2019-07-11 Thread Hawkins, David
To start, I agree completely with the bottom line that we must do as much as 
possible as fast as possible.
But my understanding of the carbon cycle is that the strength of the land and 
ocean sinks is driven by the cumulative amounts of carbon in the atmosphere, 
not the annual emissions.  Thus, if emissions dropped to zero, the current sink 
strength will decline slowly.  The result would be a multi-decadal period 
during which the land and ocean sink terms would be greater than the anthro 
additions, leading to a gradual decline in atmospheric carbon concentrations.
Of course, we have not run this thought experiment in the real world and we 
might be surprised.

Sent from my iPad

On Jul 11, 2019, at 8:16 AM, Kevin Lister 
mailto:kevin.lister2...@gmail.com>> wrote:

Hi Doug et al,

On point 2 below, "But people (well, mostly John Nissen) keep making the 
argument you’re making on the assumption that zero emissions = constant 
concentrations, which is simply not true."

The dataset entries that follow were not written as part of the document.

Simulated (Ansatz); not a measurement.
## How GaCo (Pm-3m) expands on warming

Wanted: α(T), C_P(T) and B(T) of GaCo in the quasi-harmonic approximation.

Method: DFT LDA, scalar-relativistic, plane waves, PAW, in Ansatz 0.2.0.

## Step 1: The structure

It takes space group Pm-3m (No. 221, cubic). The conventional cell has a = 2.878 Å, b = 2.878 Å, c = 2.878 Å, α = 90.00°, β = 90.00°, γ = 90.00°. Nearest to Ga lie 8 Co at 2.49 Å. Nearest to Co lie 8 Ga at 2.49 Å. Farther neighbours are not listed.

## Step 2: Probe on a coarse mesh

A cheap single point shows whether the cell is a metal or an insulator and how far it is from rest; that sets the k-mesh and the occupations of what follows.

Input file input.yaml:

Let me come to John's defence.

1. The correlation between cumulative emissions and atmospheric CO2 is 
effectively perfect with r^2=0.999, which is quite extraordinary. This strongly 
 implies that all the CO2 emissions from fossil fuel burning  are still in the 
ecosystem. That obviously doesn't imply that all the CO2 from fossil fuel 
burning is in the atmosphere, but it does reasonably lead to the conclusion 
that all interconnected carbon sinks are filling equally, such as the the ocean 
surface, soils, and the atmosphere. Given that this perfect correlation has 
been unaffected by the rate of emissions, then it would further imply that the 
rate of permanent sequestration must been extremely slow, and effectively 
negligible compared to fossil fuel emissions.

2. The immediate upwards rise of atmospheric CO2 at the start of the industrial 
revolution further indicates that the rate of permanent CO2 sequestration is 
very slow. At this time emissions were a fraction of what they are today and 
the ecosystem was in a considerably more healthy state.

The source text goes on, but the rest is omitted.